Wednesday, September 12, 2012

Autocrat Rahm draws a line in the sand on test-based evaluation


Striking. teachers are hanging tough. So far, they've won overwhelming community support.. Latest polls show 47% support CTU and only 39% for the mayor.     (CTU pic)
It appears this morning that our autocrat mayor has decided to stonewall the negotiations. While he's moved on compensation issues, he's refusing to even discuss teacher evaluation and the power of principals to hire and fire teachers at will.

Rahm is operating here without the benefit of knowing much about education. He's that just-right combination of street-thug ward politician and Wall St. hustler who thinks that because he believes something to be true, he has the right (power) to force it on the public. First case in point was his notion that more seat time in school necessarily produces better results. It doesn't. Now he's convinced that you can evaluate a teacher based wholly or largely on their student's score on a standardized test. You can't.
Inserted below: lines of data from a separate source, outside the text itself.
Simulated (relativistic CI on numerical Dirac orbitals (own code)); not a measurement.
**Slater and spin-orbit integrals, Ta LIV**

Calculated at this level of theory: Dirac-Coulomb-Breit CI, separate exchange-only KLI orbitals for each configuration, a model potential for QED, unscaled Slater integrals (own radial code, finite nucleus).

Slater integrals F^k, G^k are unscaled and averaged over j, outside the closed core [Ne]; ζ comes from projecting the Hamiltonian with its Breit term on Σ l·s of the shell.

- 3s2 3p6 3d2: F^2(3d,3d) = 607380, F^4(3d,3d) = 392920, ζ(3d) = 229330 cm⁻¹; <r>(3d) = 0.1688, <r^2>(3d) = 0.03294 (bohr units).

Yesterday Rahm hauled a few of his pet principals, (including Ethan Netterstrom, principal at Skinner North) in front of the TV cameras, to claim that in order to be "successful" they need the unchecked power to hire and fire whoever they choose, regardless of qualifications and experience and without any due process. This is a recipe for City Hall-style patronage and going back to the days when teachers (and principals) worked at the pleasure of ward politicians. It is also a recipe for principals getting rid of teachers who may be the wrong color or political persuasion. It's interesting to note here that principals already have lots of authority over faculty hiring and that black and Latino teachers have been the victims of these kinds of hiring practices. Today, just 19 % of the teaching force in Chicago is African American, down from 45 % in 1995.

This is what happens when you make the school system a wing of City Hall, weaken collective bargaining, take power away from popularly-elected school boards and Local School Councils, and dismantle public space and public decision making.

This strike really represents a last stand for teachers and all public employees against moves by Tea Party governors and their Democratic Party counterparts in urban districts like Chicago, Cleveland, and Detroit, to eliminate teachers collective bargaining rights altogether. This was the original idea behind SB7 which made it illegal for teachers in Chicago (nowhere else in the state) to bargain over anything except salary and benefits -- two issues that could easily be reneged on after the contract was signed for budgetary reasons. Remember, the board agreed to a 4% raise in the last contract only to take it back once the contract was signed.

All this leaves Chicago's teachers with only one option. Dig in and fight back with the only tactic left to them under SB7 -- the power to withhold their labor and put their bodies on the line in defense of their profession and of democracy. What happens here in Chicago will ultimately determine the fate of teachers and public worker unions everywhere.

1 comment:

  1. CPS depleted the budget so as to be better positioned to renege on any deal it makes with the CTU based on the "got no money for it" provision. As we have seen so many times in the past, money will magically appear for the things they want to shove down our throats or do behind our backs or under cover of owned politicians.